So we have come nearly full circle here. Our focus is going back to where we started, the customer. We have learned most of what is needed for good software development, what now?
We need to show the customer we are good for them. That we understand their needs and most importantly, we will deliver.
To deliver, there are several ways to achieve that. We can use two main development methodologies. Each has its pros and cons.
The first one is feature driven developments.
It’s not a bug, it’s a feature!
So, while we are not going to build a bee hive, it’s important to have defined what will be built and in which priority. This goes back again to reducing risk, which we talked about earlier.
We iterate over the list of features, one at the time, until the system is complete. Here the functionality of the system is defined on its intended objective.
The second one is use case driven development.
Here the functionality is defined from a user’s perspective and how are they going to use the system for their work or objectives.

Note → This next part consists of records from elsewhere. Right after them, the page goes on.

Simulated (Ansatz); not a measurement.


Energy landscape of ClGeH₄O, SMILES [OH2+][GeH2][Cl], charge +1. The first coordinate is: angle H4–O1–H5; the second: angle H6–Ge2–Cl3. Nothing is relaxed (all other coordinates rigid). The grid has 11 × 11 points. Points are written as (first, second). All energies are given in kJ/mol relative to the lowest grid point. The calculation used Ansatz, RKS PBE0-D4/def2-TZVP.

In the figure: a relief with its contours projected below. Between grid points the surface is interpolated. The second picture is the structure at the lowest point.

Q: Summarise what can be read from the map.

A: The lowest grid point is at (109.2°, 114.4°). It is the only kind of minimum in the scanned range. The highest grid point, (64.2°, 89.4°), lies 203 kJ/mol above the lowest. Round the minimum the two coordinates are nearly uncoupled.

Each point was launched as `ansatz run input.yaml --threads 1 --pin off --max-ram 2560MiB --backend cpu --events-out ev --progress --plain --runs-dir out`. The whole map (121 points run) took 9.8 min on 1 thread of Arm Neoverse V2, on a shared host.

Neither has technical details.
The use of each one depends on the customer context and the specific needs of them. This also involves the correct planning to determine which one is the best one for any given project.
An excellent practice is to have unit tests. Which are small tests, although several, that verify the correct functionality of every part of the system that we are making. To ensure that any new code change doesn’t break it or that it delivers the expected output. They are a central part of Test Driven Development where testing is included at every step instead of at the end as part of the QA process. This ensures a superior quality and lower bug fixing costs.